Result of unary & operator applied to a function

Question

C99 6.3.2.1/4

A function designator is an expression that has function type. Except when it is the operand of the sizeof operator or the unary & operator, a function designator with type "function returning type" is converted to an expression that has type "pointer to function returning type".

As I understand, this suggests that except when sizeof operator and unary & operator is applied to function; no function to pointer conversion will happen. But from what I've seen,

int (*p)(int) = &foo;

or,

int (*p)(int) = foo;

Both seems to work. This shows that both &foo and foo are equivalent. So, where does unary & operator comes in affect if it has effect as seen above?

Answer 1

You somehow understood it backwards. On the contrary, function type automatically decays to function pointer type unless the function identifier is used under sizeof or &.

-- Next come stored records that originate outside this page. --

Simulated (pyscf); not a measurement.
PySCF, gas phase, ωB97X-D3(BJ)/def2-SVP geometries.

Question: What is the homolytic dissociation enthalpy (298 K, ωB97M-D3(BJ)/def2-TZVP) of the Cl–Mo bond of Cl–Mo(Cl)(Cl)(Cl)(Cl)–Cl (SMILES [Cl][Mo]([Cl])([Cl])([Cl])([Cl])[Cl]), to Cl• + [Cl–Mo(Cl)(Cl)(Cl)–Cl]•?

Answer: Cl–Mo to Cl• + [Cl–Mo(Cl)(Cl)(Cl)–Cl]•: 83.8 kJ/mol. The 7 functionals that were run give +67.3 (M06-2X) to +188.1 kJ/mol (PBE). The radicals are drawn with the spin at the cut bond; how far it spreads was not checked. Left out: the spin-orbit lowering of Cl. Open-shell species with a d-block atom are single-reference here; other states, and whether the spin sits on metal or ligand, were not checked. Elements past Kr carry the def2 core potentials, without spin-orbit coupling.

Again, under sizeof and & function type does not decay to pointer. In all other cases it decays to pointer type. (This, in turn, leads to the fact that applying sizeof to functions is illegal.)

The behavior of function types in C mirrors the well-known behavior of array types: unless you use them under sizeof or &, they are immediately and implicitly converted to pointer types.

This means in your examples expressions &foo and foo are equivalent. In the first case the pointer is produced by the explicit application of &. In the second case, the pointer is produced by the implicit "function type decay" feature. The pointer value is the same in both cases.

Answer 2

In

int (*p)(int) = foo;

the automatic conversion to a function pointer takes place, so that it is equivalent to

int (*p)(int) = &foo;

where the conversion to a function pointer is not automatic but achieved by the & operator.

The implicit pointer to which foo is usually converted has no address that could be taken. And if its address were possible to be taken, it would not be the address of foo.